Tinker has drafted an e-mail appeal to her supporters, telling them of her fast fundraising start and asking them to help her keep up the momentum.
“I am humbled by the response and early grassroots support from so many of you,” Tinker wrote. “Your many kind words, gestures and prayers have lifted me, inspired me and will help me to win this race.”
Tinker finished almost 6 points behind Cohen in last year’s crowded open-seat Democratic primary, but this time she’s hoping the dynamics are different. In a majority-black district, Cohen was able to win in part because he was the lone top-flight white candidate in a race with many well-known black contenders.
Tinker is clearly calculating that she’ll be the only black challenger of note in 2008, making it more difficult for Cohen to hold on to the Memphis-based seat.
While Tinker was raising $100,000 and banking $103,000 through the end of June, Cohen raised $92,000 in the second quarter of the year and finished the month with $255,000 on hand.
— Josh Kurtz
Weiner Raises $2 Million for Likely Mayoral Bid
If there was any doubt that Rep. Anthony Weiner (D) planned to run for mayor of New York again in 2009 — and that the city’s high rollers are taking him very seriously — it was dispelled in the latest campaign finance report he filed earlier this week.
Weiner raised a little more than $2 million in the first six months of the year, according to the report he submitted with the New York City Campaign Finance Board. Weiner spent almost $128,000 during that period, according to media reports, including $20,000 on a poll.
Of the other likely Democratic candidates for mayor — City Comptroller William Thompson, City Council Speaker Christine Quinn and Bronx Borough President Adolfo Carrión — only Thompson has raised more overall than Weiner, $3.1 million.
Weiner, a five-term Congressman, fell just short of making the Democratic primary runoff when he ran for mayor in 2005. The Democratic nomination should be much more valuable two years from now because popular Mayor Michael Bloomberg, elected twice as a Republican and now an Independent, will be term-limited.
Weiner, meanwhile, also continues to raise some money for his Congressional re-election campaign. He collected $40,000 from April 1 to June 30, spent $78,000 and had $201,000 left in his campaign account.
Hafer to Formally Open Bid to Oust Rep. Murphy
Government affairs consultant Beth Hafer (D) has her sights set on 18th district Rep. Tim Murphy (R), announcing Tuesday that she will officially kick off her campaign this fall.
“While the people and the families in our community have not changed, our Congressman no longer represents our values,” Hafer said in a statement.

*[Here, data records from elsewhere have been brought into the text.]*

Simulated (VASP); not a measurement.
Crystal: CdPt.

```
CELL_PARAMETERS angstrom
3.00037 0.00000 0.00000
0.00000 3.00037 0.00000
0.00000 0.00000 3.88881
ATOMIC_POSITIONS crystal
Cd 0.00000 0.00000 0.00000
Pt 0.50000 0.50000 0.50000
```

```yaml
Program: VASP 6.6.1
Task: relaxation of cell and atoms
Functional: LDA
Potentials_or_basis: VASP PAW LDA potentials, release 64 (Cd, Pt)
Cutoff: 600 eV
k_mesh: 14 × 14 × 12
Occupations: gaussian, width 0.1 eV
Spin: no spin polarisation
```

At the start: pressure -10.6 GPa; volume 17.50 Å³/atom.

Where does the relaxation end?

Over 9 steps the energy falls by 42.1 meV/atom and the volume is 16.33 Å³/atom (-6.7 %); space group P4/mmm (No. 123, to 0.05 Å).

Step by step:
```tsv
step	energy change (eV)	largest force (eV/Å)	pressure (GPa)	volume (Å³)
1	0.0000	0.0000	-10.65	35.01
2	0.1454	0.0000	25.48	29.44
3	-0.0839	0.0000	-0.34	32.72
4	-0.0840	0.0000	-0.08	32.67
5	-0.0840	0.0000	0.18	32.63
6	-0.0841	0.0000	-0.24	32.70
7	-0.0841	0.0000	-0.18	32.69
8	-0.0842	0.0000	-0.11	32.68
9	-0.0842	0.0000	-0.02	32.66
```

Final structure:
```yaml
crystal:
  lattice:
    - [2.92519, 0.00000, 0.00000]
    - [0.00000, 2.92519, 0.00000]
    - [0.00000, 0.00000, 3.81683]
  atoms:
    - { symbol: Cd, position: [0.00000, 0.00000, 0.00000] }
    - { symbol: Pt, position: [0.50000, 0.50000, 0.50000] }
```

Despite a blue wave that engulfed some of his fellow Pennsylvania Republicans in November, Murphy handily won re-election in his suburban Pittsburgh district, beating his Democratic opponent by nearly 16 points while garnering 58 percent of the vote.
Still, Democrats believe the right challenger will make him vulnerable. Hafer is the daughter of former state Treasurer Barbara Hafer, a moderate Republican-turned-Democrat.
— David M. Drucker
Retired Oil Man Eyes Domenici Challenge
Sen. Pete Domenici (R), who hoped that his strong fundraising performance in the second quarter of the year would dispel rumors that he may retire rather than seek a seventh term in 2008, may face a challenge from the right in next June’s Republican primary.
Retired oil company executive Spiro Vassilopoulos told New Mexico political blogger Joe Monahan this week that he is taking steps to run against Domenici. Vassilopoulos, who spent his teen years in Iran, told Monahan that Domenici’s recent criticism of the Iraq War, along with his moderate stance on immigration reform, is primarily what’s motivating him to consider making the race.
Vassilopoulos said Domenici’s call to change course in Iraq “was pure poison for our guys” serving there.
Although it is difficult to imagine Vassilopoulos inflicting much damage on Domenici in a primary, the very fact that there is some dissent in the GOP must encourage Democrats, who are continuing to search for a top-flight challenger and privately hope that the 75-year-old Senator decides to retire.
In a conference call with New Mexico radio reporters this week, Domenici, who raised more than $600,000 in the second quarter of the year, said he did not know Vassilopoulos and was unfazed by the prospect of a primary challenge.
“I don’t believe he’ll run,” the Senator said. “Let’s see. I’m glad to have anybody who adds to the competition. … If he wants to run, good luck to him.”
Stevens’ Ratings Drop in Latest Statewide Poll
The approval ratings for veteran Sen. Ted Stevens (R) have taken a serious nose dive, according to a recent poll.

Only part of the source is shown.